In the meantime, several plans were thought of to take the royal family out of France but it was only in June 1791 that the king, who had up to that point tried to work with the new government and accepted some of their reforms, decided to go to Montmedy, where he hoped he could regain control of the country. But the plan failed: the king was recognized at Varennes and the royal family brought back to Paris. Now things got much worse for the royal family. Although Marie Antoinette was hated, the people, up until then, had loved and trusted their king. Now, they felt betrayed.

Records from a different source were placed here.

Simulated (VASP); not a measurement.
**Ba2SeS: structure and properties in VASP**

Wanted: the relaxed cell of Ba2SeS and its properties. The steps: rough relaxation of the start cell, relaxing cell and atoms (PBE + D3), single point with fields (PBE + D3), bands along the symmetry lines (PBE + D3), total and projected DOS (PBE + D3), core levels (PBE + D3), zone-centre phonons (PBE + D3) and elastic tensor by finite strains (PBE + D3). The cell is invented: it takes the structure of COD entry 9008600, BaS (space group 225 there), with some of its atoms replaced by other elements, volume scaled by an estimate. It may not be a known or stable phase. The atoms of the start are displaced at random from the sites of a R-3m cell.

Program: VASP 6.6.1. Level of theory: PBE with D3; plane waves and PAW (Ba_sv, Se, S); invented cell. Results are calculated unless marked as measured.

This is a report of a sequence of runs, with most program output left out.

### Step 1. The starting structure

Back in Paris, the royal family was more closely guarded. The Queen would write to her family in Austria and to the other rules of Europe asking them to hold an armed congress to support the King without waging war on France. In 1792, though, it was France that declared war on Austria. The King, in the meantime, was using his power of veto to suppress new reforms. On 10th August 1792, an angry mob attacked the Tuileries Palace. Many people died and the Swiss Guards, loyal to the king, were slaughtered. The royal family managed to escape and took refuge with the Legislative Assembly. This was the end of the Monarchy.

The family was now placed under arrest at The Temple. They were strictly guarded night and day by their jailers who often inflicted humiliations and insults on them. On 21st September France was declared a Republic. During that month, the prisons were attacked and a lot of its prisoners murdered. Among the victim was the Princess De Lamballe, a close friend of the Queen. Her body was horribly mutilated, her head mounted on a pike and taken to the Temple so the Queen could see it. Thankfully, she didn’t. In October the King was separated from his family and in December he was tried. Found guilty, he was sentenced to the Death and, after a heart-rending farewell to his family, guillotined on 23 January 1793. Marie Antoinette was now “The Widow Capet”.

Marie Antoinette was devastated by the death of the king. She ate very little and wouldn’t go outside to catch some fresh air anymore. On 3 July, she was separated from her son too. She fought like a tiger to prevent it but had to give in when the revolutionaries threatened her daughter Marie Therese. This caused her even more grief. She could hear from her room the cries of her child being abused by the revolutionaries but could do nothing to help him. She only lived for the moment when she could see him from a little window being taken outside to catch some fresh air.

On 3rd August, Marie Antoinette was taken to the Concergerie prison to await her trial. Soon, plans of escape were made, but again she refused. She wouldn’t leave France without her children. On 14th October, after only one day was allowed to her lawyers to prepare for it, trial began. Marie Antoinette was accused of crimes against France, including having dilapidated the finances of the nation, conspired against the liberty of the French people and even to have committed incest with her own son. Marie Antoinette refused to answer this last terrible and false charge, but being pressed to do so, she said: “If I have not replied, it is because Nature itself refuses to respond to such a charge laid against a mother”. This reply moved the people present and brought her some sympathy, but, on 16th October, she was found guilty and sentenced to death. She would be executed that same day.

She was taken back to the Concergerie in the early hours of the morning where she wrote a last heart-wrenching letter to her sister-in-law. A few hours later, her hair was cut, her hands tied, and she placed on a cart and taken to the Place De La Revolution. The crowd jeered at her but Marie Antoinette, who was wearing a simple white dress with a white cap, kept her composure. While she was walking up the steps to the platform, she accidentally stepped on the executioner’s foot and apologized saying: “I did not do it on purpose”. She was then strapped in. The blade fell. Her head was cut off and shown to the cheering crowd. So dies Marie Antoinette.